REFILE-UPDATE 1-Norwegian Air finds fare levels coming under pressure
* Yield falls to 0.48 crowns in Aug vs 0.53 in July
* Yield falls on competition, currency changes, weather
* Share rises after big fall on Wednesday
By Ole Petter Skonnord
OSLO, Sept 5 (Reuters) - Budget airline Norwegian, which is expanding rapidly out of its traditional Nordic base, reported disappointing August figures on Thursday as fare levels came under pressure from competition, a weaker currency and good weather at home.
Norwegian, which launched transatlantic flights earlier this year, said its yield, or average revenue per passenger carried and kilometre flown, fell to 0.48 crowns, the lowest figure since January, defying expectations for a fall to around 0.51 crowns and below July's 0.53 crowns.
Its disappointing numbers come just a day after rival Ryanair warned it could miss its profit target this year due in part to increased competition from rivals, like Norwegian.
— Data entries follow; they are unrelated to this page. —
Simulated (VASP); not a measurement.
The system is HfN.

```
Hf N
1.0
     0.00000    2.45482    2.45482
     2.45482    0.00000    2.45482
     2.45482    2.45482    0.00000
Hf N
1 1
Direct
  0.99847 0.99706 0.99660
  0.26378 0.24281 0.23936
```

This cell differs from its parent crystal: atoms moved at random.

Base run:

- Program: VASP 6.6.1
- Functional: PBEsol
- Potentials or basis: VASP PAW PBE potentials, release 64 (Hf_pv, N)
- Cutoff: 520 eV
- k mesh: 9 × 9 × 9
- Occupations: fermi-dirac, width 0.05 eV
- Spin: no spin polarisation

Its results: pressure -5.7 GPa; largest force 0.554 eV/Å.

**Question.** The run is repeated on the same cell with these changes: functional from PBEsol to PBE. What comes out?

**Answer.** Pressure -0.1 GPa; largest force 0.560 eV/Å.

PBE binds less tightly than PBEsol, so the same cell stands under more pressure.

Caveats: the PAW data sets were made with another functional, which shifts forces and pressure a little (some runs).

"This is on the weak side but they also fly longer distances so you also get lower costs," Ivar Andreas Lemmechen Gjul, an analyst at Fondsfinans said. "Yield can fluctuate from month to month but the trend is for it to remain down 6-7 percent from a year earlier because of the longer flying distances."
Norwegian was hurt this summer by unusually good weather in the Nordics, which reduced its revenue in the high margin last-minute segment, while higher oil prices and a weaker Norwegian crown were also negative factors.
Its yield, an indicator of fare trends, has already been under pressure as it has started flying long-haul routes, which naturally increased its kilometres flown, but this has been mostly factored in, analysts said.
Norwegian carried 2 million passengers in August, 14 percent more than a year earlier, while the product of paying passengers and kilometres flown (revenue-passenger kilometres) rose by a massive 30 percent, reflecting both its rapid expansion and its foray into the long haul market.
Norwegian's shares were up 1.5 percent at 213.6 crowns by 0802 GMT on Thursday, having already fallen 6.4 percent on Wednesday, due in part to Ryanair's warning and Swedbank's downgrade of earnings expectations on rising competition.
Although the share price has doubled in the past year, it has struggled in recent months and the stock is down 28 percent in the past three months, making it the second worst performer amongst constituents of the Oslo market's main index.
"This is the second time in a row when (Norwegian) reported decreasing load factor and decreasing yield. This trend is worrisome for us, but it will likely persist in September," Norne Securities said in a note to clients.